How to find the electric field of an infinite charged sheet using Gauss’s Law? If I have an infinite plane charged sheet with a uniform charge density $\sigma$ and I want to know the electric field at a point $P$ at a distance $\vec r$ away from the sheet, how would I do that?

I approach it like this knowing that this is completely wrong:
I take that point $P$ and draw a Gaussian surface (a sphere in the image) that passes through that point. And since the charge enclosed by the surface is zero, I conclude that the net flux $\phi_E$ through this surface is also zero. And since the net flux $\phi_E$ is zero, the field $\vec E$ is also zero.
Which I know is wrong but I don’t know why?
 A: Gauss' law is always true but not always useful; your example falls in the latter category.  To infer the value of $\vec E$ from $\oint \vec E\cdot d\vec S$ you need a surface on which $\vert \vec E\vert $ is constant so that
$$
\oint \vec E\cdot d\vec S= 
\oint \vert \vec E\vert \, dS = \vert \vec E\vert 
\oint dS = \vert \vec E\vert S \, . \tag{1}
$$
$\vec E$ is not constant on your sphere, meaning you cannot use (1) and pull $\vert \vec E\vert$ out of the integral and recover $\vert\vec E\vert$ through
$$
\vert \vec E\vert = \frac{q_{encl}}{4\pi\epsilon_0 S}\, .
$$
In your specific example, this is why $\oint \vec E\cdot d\vec S=0$ even though $\vert \vec E\vert$ is never $0$ at any point on your Gaussian surface.  The $0$ results from the geometry of $\vec E\cdot d\vec S$ everywhere on the sphere rather than $\vert \vec E\vert=0$.

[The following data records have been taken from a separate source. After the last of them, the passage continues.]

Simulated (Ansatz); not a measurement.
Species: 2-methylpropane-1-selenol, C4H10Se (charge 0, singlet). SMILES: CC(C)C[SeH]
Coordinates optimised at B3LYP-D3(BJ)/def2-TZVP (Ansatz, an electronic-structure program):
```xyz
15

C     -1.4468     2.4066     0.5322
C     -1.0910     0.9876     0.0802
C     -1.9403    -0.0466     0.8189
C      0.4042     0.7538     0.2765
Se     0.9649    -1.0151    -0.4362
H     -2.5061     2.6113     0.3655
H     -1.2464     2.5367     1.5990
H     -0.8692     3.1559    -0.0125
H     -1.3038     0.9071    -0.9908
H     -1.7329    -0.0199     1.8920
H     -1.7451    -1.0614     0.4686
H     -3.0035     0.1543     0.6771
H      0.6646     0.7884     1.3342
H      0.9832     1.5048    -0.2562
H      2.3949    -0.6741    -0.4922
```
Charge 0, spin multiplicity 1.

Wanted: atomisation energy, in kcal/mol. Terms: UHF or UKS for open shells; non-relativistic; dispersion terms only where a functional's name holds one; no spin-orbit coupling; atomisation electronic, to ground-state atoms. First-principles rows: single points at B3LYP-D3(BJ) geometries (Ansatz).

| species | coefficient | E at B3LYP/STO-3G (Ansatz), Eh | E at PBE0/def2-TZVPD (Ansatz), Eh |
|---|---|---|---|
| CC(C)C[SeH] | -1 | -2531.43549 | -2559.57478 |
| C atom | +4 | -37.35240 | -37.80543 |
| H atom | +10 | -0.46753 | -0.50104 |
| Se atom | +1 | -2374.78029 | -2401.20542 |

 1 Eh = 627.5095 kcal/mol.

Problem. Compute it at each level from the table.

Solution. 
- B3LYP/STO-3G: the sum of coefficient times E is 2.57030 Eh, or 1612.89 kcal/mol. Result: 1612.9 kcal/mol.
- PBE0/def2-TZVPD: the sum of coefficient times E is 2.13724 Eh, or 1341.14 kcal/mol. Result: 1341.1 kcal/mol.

To proceed you need to use a Gaussian pillbox with sides perpendicular to your sheet because,  by symmetry, the field must also be perpendicular to your sheet. Thus $\vec E\cdot d\vec S$ for all sides of the pillbox is easy to compute. If your pillbox passes through the sheet, it will enclose non-zero charge and, using simple geometry, one easily shows that the flux through the back cap will add to the flux through the front cap and you can recover the usual result.
A: When using Gauss's theorem , you should pay attention that:
1-The Gaussian surface must be chosen in a way that the electric field passing through every point on the surface has the same magnitude and direction as the unit vectors of your coordinates. Therefore I suggest you choose a cube or a cylinder as your Gaussian surface.  Otherwise, it can be difficult to solve the integral .
2- You should note that the Gaussian surface should include the charged plane as well as the given point .
3-You can have Electric field inside a Gaussian surface and zero flux at the same time . Like a point charge placed at the center of a sphere .